As your business grows, you naturally open more branches, more offices, and more physical locations. These branches can be spread across a relatively small geographical area or across the globe but will present communication problems no matter what the distance. At the same time, these communication problems will persist whether you have one or a dozen or more branches. People simply communicate better when they can connect in person and moving teams from branch to branch often isn’t an option, even for large projects. Working to streamline communication across all branches and offices is crucial to ensuring inter-office productivity.

Taking the following steps to streamline multi-branch communications will help you to establish seamless communication across distances.

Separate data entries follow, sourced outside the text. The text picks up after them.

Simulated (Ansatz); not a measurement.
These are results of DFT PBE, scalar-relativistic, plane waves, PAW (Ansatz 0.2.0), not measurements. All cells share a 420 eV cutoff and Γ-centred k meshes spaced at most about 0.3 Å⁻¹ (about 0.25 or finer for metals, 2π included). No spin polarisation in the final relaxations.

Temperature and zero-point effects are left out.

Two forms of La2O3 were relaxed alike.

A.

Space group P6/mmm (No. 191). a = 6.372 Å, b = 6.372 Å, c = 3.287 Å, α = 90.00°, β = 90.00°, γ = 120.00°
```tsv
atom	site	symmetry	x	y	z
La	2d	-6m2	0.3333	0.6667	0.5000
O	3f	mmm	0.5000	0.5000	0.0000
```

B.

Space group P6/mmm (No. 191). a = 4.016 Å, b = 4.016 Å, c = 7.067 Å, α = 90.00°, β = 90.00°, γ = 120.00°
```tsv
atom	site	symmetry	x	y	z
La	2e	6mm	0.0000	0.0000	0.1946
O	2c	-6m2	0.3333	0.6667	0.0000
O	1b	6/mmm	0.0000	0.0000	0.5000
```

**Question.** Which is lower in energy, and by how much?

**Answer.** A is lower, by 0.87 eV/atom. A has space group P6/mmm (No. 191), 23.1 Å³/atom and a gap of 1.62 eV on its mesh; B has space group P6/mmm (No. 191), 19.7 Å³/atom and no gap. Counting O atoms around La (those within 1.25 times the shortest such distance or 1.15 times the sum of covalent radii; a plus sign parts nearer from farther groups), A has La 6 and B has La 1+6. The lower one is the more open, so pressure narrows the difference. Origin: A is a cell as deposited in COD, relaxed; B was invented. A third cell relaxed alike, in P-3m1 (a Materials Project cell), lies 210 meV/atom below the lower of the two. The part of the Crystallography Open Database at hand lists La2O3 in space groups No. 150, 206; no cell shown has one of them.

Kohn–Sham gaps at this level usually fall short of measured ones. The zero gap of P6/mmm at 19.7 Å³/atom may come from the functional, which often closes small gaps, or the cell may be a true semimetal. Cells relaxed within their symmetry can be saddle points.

Establish Video Conferencing

Video conferencing is one of the easiest ways to establish a clear and immediate line of communication, while adding a more personal and connected solution than simply calling. Many people communicate as much with body language as with words, so adding visuals to calls can greatly enhance the quality of communication.

Installing conferencing tools also allows you to create a simple and secure way to call. Teams can call from a set space such as an office screen and camera and communicate with entire teams at once, without utilizing their computers. A video calling network also ensures that individuals can easily contact each other, typically by dialing a set number, just like with a phone network. This avoids the necessity of finding and calling specific people, because you can look up offices or use a directory instead.

Some video conferencing networks also work over VoIP, allowing individuals to conference together from their computers as well.

Utilize the Same Tooling Across Branches

While establishing visual communication is one way to establish direct communication, tooling helps you to establish indirect communication. Here, ensuring everyone uses the same tooling and processes means that everyone knows how work is completed, where it is completed, and how processes work. Files and completed work will be easy to share across offices. One team can easily pick up and continue work on what another team was doing, and collaboration will be that much easier.

Many organizations often allow teams to purchase or select their own tooling, but establishing organization-wide policies and databases, so that individuals seeking new solutions have to either choose something already available or introduce something new to the entire organization will prevent situations in which each office is essentially its own culture and organization.

Attempt to Maintain a Single Phone System

While it’s not possible to maintain a single phone system if your branches are in different countries, you can install and maintain the same phone system across most branches and offices. This is highly advantageous because it reduces complexities, means that everyone is on the same system, and allows someone from one branch to internally dial someone from another branch. This will greatly reduce time-to-call, especially if you are on a secure network or have security issues regarding calling and sharing information.

Ensure Everyone is On the Same Network

Developing a single network works to ensure communication between branches by establishing organization-wide access to files. Here, you should create a network containing all relevant organizational information, ranging from business processes to roles, employee information, and file-sharing. Creating a network of this type may seem daunting but will save you a great deal in terms of file transfer, lost time, and security.

Why? If employees access all files and information in the same place, you can easily manage access rights and access order. If something goes wrong, you have a record of who did what and where, because all users have a username and identification on the network. At the same time, if teams are collaborating on files, they don’t have to wait for it to be shared, they can simply access it on their shared folder of the network.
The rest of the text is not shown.